In all sporting events there is a winner and a loser. No person with a competitive bone in their body enjoys being on the losing side of this elementary equation. Former football coach Vince Lombardi once said, “winning isn’t everything; it’s the only thing.” This poetic quote seems to display the common view of competitors who dedicate their lives to sport. However, the reasons as well as the reactions to defeat differ greatly between athletes. The exact level of agony defeat brings to an athlete differs greatly according to the individual athlete’s reason they play the game, the amount of money invested into the sport, and how/if the athlete gains success from defeat.
The reason each competitor plays a sport varies according to their goals as to the outcome of the event. Most individuals participate in sports with the goals of improving physical fitness; numerically speaking, a heavy majority of participants are in youth sports where,
“The primary goal… should be to develop desirable psychological and social characteristics as well as physical skills and fitness… Winning, should be viewed as a consequence of the athlete’s physical and psychological development and not the primary focus of athletic involvement.” (Cumming, 323).
According to this article, these youth are driven by winning to an extent but not on the same level as older, more developed athletes. The notion of winning is overshadowed by the overall enjoyment of the activities and the interaction with other peers of similar ages. This is common in youth sports as well as pickup games although age difference and maturity are additional factors as to the meaning behind winning a game.

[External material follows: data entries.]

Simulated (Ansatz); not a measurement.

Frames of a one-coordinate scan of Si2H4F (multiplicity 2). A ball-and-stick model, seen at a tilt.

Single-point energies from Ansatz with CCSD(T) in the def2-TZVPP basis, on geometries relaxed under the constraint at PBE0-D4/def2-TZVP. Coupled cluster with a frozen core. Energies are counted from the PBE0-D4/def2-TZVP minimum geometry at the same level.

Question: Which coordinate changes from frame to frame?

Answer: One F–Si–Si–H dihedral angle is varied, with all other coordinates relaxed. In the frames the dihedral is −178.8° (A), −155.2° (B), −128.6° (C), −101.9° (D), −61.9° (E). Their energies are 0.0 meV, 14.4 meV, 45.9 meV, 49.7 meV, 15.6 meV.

On the other hand, the notion that winning, “is the only thing” is more common amongst accelerated athletes who live a competitive lifestyle through their sport. From the varsity high school athlete to the professional ball players, these people typically view winning as the reason they are playing the game because of the meaning the game holds to their life. Many athletes at these levels associate a loss with their livelihood and sense of self-worth. For example, after losing a bout in Texas, female boxer Kina Elyassi said of the match, “I felt like I’d let myself down as well as those who supported me most.” She had put such a great amount of effort and time into her commitment as a boxer that she (and her family) questioned her career choice.
Similarly, the higher up the athlete’s success has taken him/her, the more money becomes a contributing factor to their success. Athletes always start with a love of the game as youth, however, as the sport becomes a lifestyle – and in few cases a profession – the time and effort they have put into perfecting their practice needs compensation. The current labor dispute between the NFL and NFLPA and even the NBA lockout are entirely based on the fact that professional sports are a business. As hard as this reality is to swallow for fanatical sports enthusiasts, this truth provides players with an income to do what they love for a job. Another example is in professional boxing where losses in boxing used to contribute to a boxers experience. Now, in order to retain marketability, a boxer must fight in half as many fights and win twice as many bouts if he/she wants to contend for a title. (Kehoe). The money behind the scenes of professional boxing dictates and the general fan base dictates this market; the typical fan (in any sport) wants to see the best of the best with the most action possible. This is achieved in boxing by squaring up the two fighters with the least losses against each other as opposed to a more experienced (and perhaps, better) fighter who has a worse record. In this case, winning truly becomes, “the only thing” if the boxer wishes to continue to make an income and fight.
In contrast, youth sports have less money involved within clubs. Parents are typically paying organizations for their children to play in sports leagues rather than the leagues paying the families or providing an athlete compensation through scholarship. According to a study done at the University of Washington,
“Youth athletes’ sport enjoyment, and evaluations of their coach were more strongly related to coaching behaviors than to their team’s won-lost record. [There were] no significant interactions involving winning and motivational climate found.” (Cumming, 322).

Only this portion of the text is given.